Japan's real problems started with the 1985 Plaza Accord, and subsequent "voluntary" export limitations which were like a one-two punch to its export industries. Japanese banks had been making loans to foreign entities in foreign currency, but the Plaza Accord whammied them, too. Think of it this way-- on February 1, 1985, just before the Plaza Accord, the yen was around 260 to the dollar. By April 1988, then yen was at 124 to the dollar.
http://research.stlouisfed.org/fred2/data/EXJPUS.txt
That meant that exporters that had been making a profit at 260 yen or even 200 yen/dollar were finding it increasingly hard to compete because the yen had more than doubled in value against the dollar in just 3 years! And bank loans that were repayable in foreign currency (dollars) were increasingly losing value in yen terms. That also meant that loans that had been made to Japanese companies that were buying properties in the US and other countries were also decreasing in value. So, with falling exchange rates making overseas loans riskier, Japanese banks turned inward. They were loaning money like crazy in the late '80s and early '90s, and then it all came tumbling down.

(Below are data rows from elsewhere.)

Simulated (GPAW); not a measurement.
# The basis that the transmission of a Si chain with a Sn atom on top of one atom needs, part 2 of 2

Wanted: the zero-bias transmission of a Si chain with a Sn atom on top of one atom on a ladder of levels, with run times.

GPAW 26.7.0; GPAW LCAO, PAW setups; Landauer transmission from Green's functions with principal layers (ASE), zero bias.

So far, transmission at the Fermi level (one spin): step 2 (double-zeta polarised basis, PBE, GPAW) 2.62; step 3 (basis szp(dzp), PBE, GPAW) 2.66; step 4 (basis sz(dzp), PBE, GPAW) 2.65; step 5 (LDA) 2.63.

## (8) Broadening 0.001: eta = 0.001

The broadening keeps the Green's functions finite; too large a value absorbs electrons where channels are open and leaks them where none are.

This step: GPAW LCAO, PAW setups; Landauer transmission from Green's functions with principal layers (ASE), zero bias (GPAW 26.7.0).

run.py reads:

Today, it's not that banks won't lend money-- I see all sorts of advertisements for low-interest bank loans. If I wanted a mortgage, I could get one for 1.5 to 2%, for example. But Japanese as a whole are not big borrowers. They certainly wouldn't take out a vacation loan, or an appliance loan. Probably not a car loan, either. At the same time, Japanese are big savers. So there is a lot of money sitting in banks, but there is not so much demand for loans from the average Japanese consumer.